Corosync on a home network - Discuss

10 Sep 2017


      I've been trying to build a model cluster using three virtual machines
on my home server.  Each VM boots off its own dedicated partition
(CentOS 7.3).  One partition is designated to be the common /home
partition for the VMs, (on the real machine it will mount as /cluster).
I'm intending to run GFS2 on the shared partition, so I need to
configure DLM and corosync.  That's where I'm getting bogged down.

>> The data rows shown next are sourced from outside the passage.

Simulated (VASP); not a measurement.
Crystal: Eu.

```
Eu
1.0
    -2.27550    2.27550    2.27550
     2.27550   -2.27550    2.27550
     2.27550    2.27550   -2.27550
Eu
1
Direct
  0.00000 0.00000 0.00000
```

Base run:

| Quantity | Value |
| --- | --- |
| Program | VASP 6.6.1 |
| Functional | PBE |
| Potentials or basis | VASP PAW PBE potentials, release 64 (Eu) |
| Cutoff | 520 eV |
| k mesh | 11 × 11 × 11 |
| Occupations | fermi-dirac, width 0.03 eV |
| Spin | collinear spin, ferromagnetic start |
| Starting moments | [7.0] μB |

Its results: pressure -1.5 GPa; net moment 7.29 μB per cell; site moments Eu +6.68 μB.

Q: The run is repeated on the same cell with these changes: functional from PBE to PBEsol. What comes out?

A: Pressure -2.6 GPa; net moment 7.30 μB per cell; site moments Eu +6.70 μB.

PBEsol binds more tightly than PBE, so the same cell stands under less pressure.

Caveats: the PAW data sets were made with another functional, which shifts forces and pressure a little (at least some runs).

The VMs and the real machine are bridged onto one ethernet.  There is
another ethernet in the main machine on a different network, but that is
not used for clustering.  The ethernet port is connected to a switch
which in turn connects to a BT Home Hub 6.  All four adresses are
static, Network Manager is off, ssh works across the nodes without a
password and ping gives sensible times.
--------------%<-------------------
# brctl show
bridge name	bridge id	STP enabled	interfaces
br3		XXXXXXXXX	no		enp3s0
    					vnet0
    					vnet1
    					vnet2
virbr0		XXXXXXXXX	yes		virbr0-nic
--------------%<-------------------
When I start corosync each node starts up but does not see the others.
For instance I see:
--------------%<----------------------
# corosync-quorumtool
Quorum information
------------------
Date:             Sun Sep 10 12:56:56 2017
Quorum provider:  corosync_votequorum
Nodes:            1
Node ID:          3
Ring ID:          3/28648
Quorate:          No
Votequorum information
----------------------
Expected votes:   4
Highest expected: 4
Total votes:      1
Quorum:           3 Activity blocked
Flags:
Membership information
----------------------
    Nodeid      Votes Name
         3          1 192.168.1.52 (local)
----------------%<-------------------
All four nodes are similar, but with different node IDs, IP addresses
and Ring IDs.
The documentation warns that not all routers will handle multicast
datagrams correctly.  I therefore attempted to force unicast
communication by making the following changes from the distributed
corosync.conf:
transport: updu
    cluster_name: <set to the same as the domain>
#	crypto_cipher: none
#	crypto_hash: none
#		mcastaddr: 239.255.1.1
#		mcastport: 5405
#		ttl: 1
The following are unchanged:
version: 2
    secauth: off
    	ringnumber: 0
    	bindnetaddr: 192.168.1.0
The nodelist is:
---------%<----------------
nodelist {
    node {
    	ring0_addr: 192.168.1.2
    	nodeid: 1
    }
    node {
    	ring0_addr: 192.168.1.51
    	nodeid: 2
    }
    node {
    	ring0_addr: 192.168.1.52
    	nodeid: 3
    }
    node {
    	ring0_addr: 192.168.1.53
    	nodeid: 4
    }
}
--------%<------------------
logging and quorum are as supplied.
Any help will be gratefully received.
Regards,
Martin